Probe into BLM funding sought

Jeff Barnard Associated Press

GRANTS PASS, Ore. – Questioning whether the Bush administration is manipulating science for political ends, Rep. Jay Inslee, D-Wash., called Tuesday for an inspector general’s investigation into why federal funding was suspended for a study that goes against White House-supported legislation to speed up logging after wildfires on national forests.

In a letter and a speech on the floor of the U.S. House of Representatives, Inslee called for an investigation by the inspector general of the U.S. Department of Interior into whether the U.S. Bureau of Land Management was punishing researchers from Oregon State University for coming up with findings that don’t fit with White House policy goals.

“Unfortunately, it’s very apparent to most neutral observers that under this administration in a variety of ways that the scientific process has been corrupted by political influence,” Inslee said in a telephone interview. “We saw that when the administration and their political forces tried to shackle distribution of information by the chief climate scientist in the United States, Dr. James Hansen, two weeks ago.”

Hansen, director of the Goddard Space Institute, has said the Bush administration tried to stop him from talking about global warming since he gave a lecture last month calling for prompt reductions in emissions of greenhouse gases.

The study, which found salvage logging killed naturally regenerated seedlings and increased, in the short term, the amount of fuel on the ground to feed future fires, was embraced by environmentalists fighting a House bill to speed salvage logging on national forests after wildfires and other disasters.

BLM acknowledged Monday that it asked OSU whether the three-year study led by graduate student Daniel Donato and published last month in the journal Science violated provisions of a $307,000 federal fire research grant.

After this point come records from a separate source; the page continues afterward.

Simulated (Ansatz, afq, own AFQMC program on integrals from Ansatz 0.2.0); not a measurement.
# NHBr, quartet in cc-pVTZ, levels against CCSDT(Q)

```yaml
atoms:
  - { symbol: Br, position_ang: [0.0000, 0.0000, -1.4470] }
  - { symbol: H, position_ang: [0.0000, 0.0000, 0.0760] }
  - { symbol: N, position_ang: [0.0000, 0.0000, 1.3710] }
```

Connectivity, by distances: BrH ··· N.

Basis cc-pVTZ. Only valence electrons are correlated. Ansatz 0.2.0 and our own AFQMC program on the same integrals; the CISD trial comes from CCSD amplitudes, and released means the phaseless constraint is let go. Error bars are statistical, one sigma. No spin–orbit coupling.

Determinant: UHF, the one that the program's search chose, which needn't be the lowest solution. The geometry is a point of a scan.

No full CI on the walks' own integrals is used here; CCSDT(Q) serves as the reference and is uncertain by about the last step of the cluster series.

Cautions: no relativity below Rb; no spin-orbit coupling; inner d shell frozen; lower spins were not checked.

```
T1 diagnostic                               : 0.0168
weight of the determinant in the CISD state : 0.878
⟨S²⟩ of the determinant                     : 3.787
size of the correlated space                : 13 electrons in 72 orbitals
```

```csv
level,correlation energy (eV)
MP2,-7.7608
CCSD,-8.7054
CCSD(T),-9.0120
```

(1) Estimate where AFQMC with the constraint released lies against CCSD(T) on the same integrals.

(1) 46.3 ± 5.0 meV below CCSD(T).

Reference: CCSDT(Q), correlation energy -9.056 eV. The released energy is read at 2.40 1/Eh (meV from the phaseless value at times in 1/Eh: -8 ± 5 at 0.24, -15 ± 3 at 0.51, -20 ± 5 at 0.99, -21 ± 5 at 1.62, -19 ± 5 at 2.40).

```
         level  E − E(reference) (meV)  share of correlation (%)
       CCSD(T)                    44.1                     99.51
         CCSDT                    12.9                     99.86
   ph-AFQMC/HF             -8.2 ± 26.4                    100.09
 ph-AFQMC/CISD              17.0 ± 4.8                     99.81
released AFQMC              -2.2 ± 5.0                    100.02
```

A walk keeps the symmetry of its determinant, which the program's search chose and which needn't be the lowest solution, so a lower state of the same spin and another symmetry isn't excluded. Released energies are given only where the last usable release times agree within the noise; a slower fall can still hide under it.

Donald Kennedy, editor in chief of Science, has said editors at the magazine were responsible for including a reference to pending legislation in supplemental material posted online, and that the researchers had asked them to remove it.

BLM Oregon spokesman Chris Strebig said the decision to suspend funding was purely a question of whether researchers had followed the terms of their contract.

“We would cooperate fully with that process,” Strebig said of any investigation that may develop.